Two words: “Look Within.” No, we don’t mean in the squishy, metaphoric, yoga-doing, meditation-obsessed kinda way. What we mean is that you should be leveraging your coworkers and internal teams in order to help you (1) Figure out what you should be buying (just ask!) and; (2) Chances are, someone on your team probably has information on the pricing scheme of a certain technology/solution you’re interested in procuring.

Your first issue to address is figuring out what you should be procuring for your team. This can be tricky, especially if you don’t fully understand the technical and business needs of your team,  which is even more reason to leverage them (i.e. talk to them or observe them)! As a procurement professional, you need to be as much strategic in your day-to-day activities as you are tactical. Planning ahead and understanding how the tools you procure will affect and influence each and every employee at your company will make you more effective and valuable. In order to be more strategic, you need to connect with your customer. Unlike your company’s customer, your customer, as a procurement professional, are the employees of the firm. You serve them. So, in order to deliver the best tools and solutions to them, you need to understand their problems, wants and needs first. The best way to do that is by talking to them. Stop reading articles or theorizing about what they need – the answer may be sitting right next to you.

Now let’s address the second issue: figuring out pricing and price comparison for a specific solution or tool you plan to procure. There simply aren’t enough (if any) good price comparison tools for procurement professionals, at least when it comes to software solutions. So what is one to do in collecting pricing data before making a purchase to ensure you’re not overpaying for a technology? You can’t ask the vendor out right. Google isn’t helpful. So what do you do? The answer is again, look within. Chances are, someone at your company has either used or even procured the technology you’re looking at (especially if the solution was proposed by an employee). So why not go to the departments or individuals within your organization and ask for pricing data on software solutions they’ve procured? Even if they don’t know the exact technology, pricing for comparative products will suffice (and may be even more advantageous to have when you’re trying to negotiate a price down).

The bottom line is: don’t underestimate your internal teams and departments as valuable sources of data and information. Underutilizing them is a wasted opportunity and leads to money loss and wasted efforts. So go forth, take a stroll around the office, send an email and make your own company your secret weapon for procurement.


Why Your Company Should Invest More in Procurement

Other companies are investing in their procurement teams.

Just because your neighbor or competition is doing it, doesn’t mean you should too. However, in this instance, copying leads to advantageous outcomes for you and your company. If a large swath of companies, particularly the fastest growing ones, see the importance of investing in their procurement and sourcing teams, it’s worth asking why. You may not understand all of these companies’ reasons, but just acknowledging and recognizing the trend (and doing something about it!) puts you ahead of the curve.

Procurement has the power to save your company major money and time.
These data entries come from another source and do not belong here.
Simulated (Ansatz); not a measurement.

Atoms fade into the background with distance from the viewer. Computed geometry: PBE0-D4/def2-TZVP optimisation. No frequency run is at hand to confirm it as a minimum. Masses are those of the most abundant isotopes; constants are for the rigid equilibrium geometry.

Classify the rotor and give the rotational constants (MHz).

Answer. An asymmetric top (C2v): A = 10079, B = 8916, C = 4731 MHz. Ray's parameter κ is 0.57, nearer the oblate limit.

If you have a world-class procurement and supply chain team, it is almost certain that your other KPIs are looking great as a result. How can this be? If you think about it, one of the most integral parts of procurement’s role within an organization is to find and source the best tools, technologies, and processes for your organization. If procurement is truly doing their job well, then that means they will have procured technology and tools that are efficient, effective, and useful, all the while sticking to the budget. With better tools and technology, your teams are enabled and empowered to work faster and better, which increases output and production, as well as saving everyone at your company time and money. It’s a win-win-win.

Bad procurement or poor procurement mistakes can lead to major losses in time and money.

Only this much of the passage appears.